THIS MORNING I came across a couple of tweets from Fringe participants about having festival-releated dreams or nightmares. It reminded me of an article I wrote in 1997 for The Herald. That’s a long time ago, I know, and few of the people quoted are doing the same jobs, but it was lovely piece to research and the idea still stands. I’ve copied it here. It’d be great to hear your own Fringe anxiety dreams in the comments below:
IT ALL started a few weeks before the Festival when I woke up convinced that Brian McMaster’s programme had taken a bizarre new twist. I had dreamt that Peter Stein’s Cherry Orchard was going to be done not in the respectable confines of the Edinburgh Festival Theatre, but in Glasgow, as street theatre. How would they sustain an audience’s interest in Chekhov for three hours on Sauchiehall Street, and how would I get back to Edinburgh to get my on-the-night review phoned in?
It struck me that if I was having such dreams, then so too would Festival workers across the city. I wasn’t wrong.
Fringe supremo, Hilary Strong dreamt she’d arrived at the office to find it closed with a crowd of people waiting to get in. “I looked in the diary and realised I’d forgotten to do a live radio link with the Today programme, which had been scheduled for 7.30am,” she says. “By this time, I was due to attend a formal award ceremony, but for some reason, I was wearing painting overalls, and my shoes were covered in white emulsion that left footprints all over the carpet in the City Chambers.”

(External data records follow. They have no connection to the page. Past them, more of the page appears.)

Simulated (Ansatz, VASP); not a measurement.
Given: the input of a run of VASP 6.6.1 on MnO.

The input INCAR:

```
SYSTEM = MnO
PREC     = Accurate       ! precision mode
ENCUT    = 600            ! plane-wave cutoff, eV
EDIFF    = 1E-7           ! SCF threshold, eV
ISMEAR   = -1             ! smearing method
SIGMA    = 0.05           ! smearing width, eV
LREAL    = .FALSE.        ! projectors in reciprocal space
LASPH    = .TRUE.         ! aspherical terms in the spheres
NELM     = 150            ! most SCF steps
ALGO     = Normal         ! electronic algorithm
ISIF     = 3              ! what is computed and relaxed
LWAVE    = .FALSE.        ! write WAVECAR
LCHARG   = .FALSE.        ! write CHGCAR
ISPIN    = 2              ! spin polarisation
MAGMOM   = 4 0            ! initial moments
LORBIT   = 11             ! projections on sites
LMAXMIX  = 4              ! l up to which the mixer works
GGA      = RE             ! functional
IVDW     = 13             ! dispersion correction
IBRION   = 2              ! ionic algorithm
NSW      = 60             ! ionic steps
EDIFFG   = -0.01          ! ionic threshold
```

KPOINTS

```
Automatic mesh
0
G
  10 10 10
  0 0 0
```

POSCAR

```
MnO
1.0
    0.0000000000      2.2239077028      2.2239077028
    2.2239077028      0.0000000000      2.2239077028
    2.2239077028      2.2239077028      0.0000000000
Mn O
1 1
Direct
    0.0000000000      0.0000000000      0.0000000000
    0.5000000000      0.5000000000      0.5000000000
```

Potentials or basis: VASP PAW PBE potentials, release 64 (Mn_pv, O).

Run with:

For performers, the anxiety of revealing themselves on a daily basis inevitably plays havoc with a peaceful night’s sleep. Gerry Gowans, starring in Garland, Judy With Love, at Hill Street Theatre, dreamt she was coming to the Fringe, not as an actress – but as a stripper. “I went on stage, but found it impossible to get my clothes off,” she quivers. “The show was a flop.”
Mervyn Stutter, he of Mervyn Stutter’s Pick of the Fringe, at the Pleasance, was convinced he’d hit the big time. “I got a call from the BBC saying they wanted to broadcast my show on prime time TV,” he says. “I was in the wings waiting to go on. The audience went into a hush. Then a voice: ‘Ladies and gentlemen, live from the Edinburgh Festival, will you please welcome your host – Julian Clary!'”
Perhaps the most revealing dreams are those for which the dreamers have asked to remain anonymous. A member of the Traverse Theatre’s production staff, for example, would sooner keep quiet about finding him or herself in a dentist’s chair which had somehow appeared on the set of Knives in Hens during a sell-out show. “For some reason I had no clothes on and was in the dentist’s chair. I soon realised that Helena Christiansen was there, also naked – but what could I do in front of the audience and cast? The rest is a bit sordid.”
Then there’s the Fringe Office worker who had to go out for a night on the town, and had to get dressed in a hurry. “I couldn’t find anything to wear except a huge pair of pink underpants that came up to my armpits,” he or she confesses reluctantly.
For reasons of diplomacy this dream about our own arts editor is also anonymous: “Last weekend I woke up next to my partner, who looked at me rather frostily and said, ‘Who’s Keith Bruce?’ I had been having an angst-ridden dream about The Herald’s switchboard, and had been calling out, ‘Get me Keith Bruce’. When I told him Mr Bruce is the arts editor of The Herald, he raised his eyebrows as if to say, so it’s true you’d do anything for press coverage.”
The Fringe of slumberland is an even more amazing place than the real thing. Stephanie Noblett, press officer at the Famous Grouse House had a radical new vision for Chambers Street: “I dreamt there was a show-jumping gymkhana as part of our programme. The whole of Chambers Street had been turfed over, and all our performers were on horse back. I woke up in a cold sweat when of the Wrigley Sisters (one of the folk music acts) took a fatal fall.”
Theatre Workshop publicist Jane Molyneux was in populist mode: “I dreamt Diriamba! would have more commercial appeal if done as a version of Cliff Richard’s Summer Holiday on the Meadows. Cliff was very obliging and was quite happy to belt out several songs with Theatre Workshop’s Nicaraguan and Scottish performers from the top deck of one of Edinburgh’s open-top tour buses, but things started to get out of hand when I found myself on a Keystone-Cops type chase, following after a convoy of three buses, heading across the Meadows, straight for Nicaragua, with Cliff singing the theme tune to Ken Loach’s Carla’s Song.”
While Mike Griffiths, the Traverse’s production manager, was trying to figure out how the main theatre had been turned into a swimming pool, stage manager Gavin Johnson was discovering how the Festival budget had been overspent: “I went to the green room to find the fridge full of bread – and no matter how much I pulled out, there was still more and more. It wasn’t even the right kind of bread, because I needed wholemeal and this was all Sunblest white.”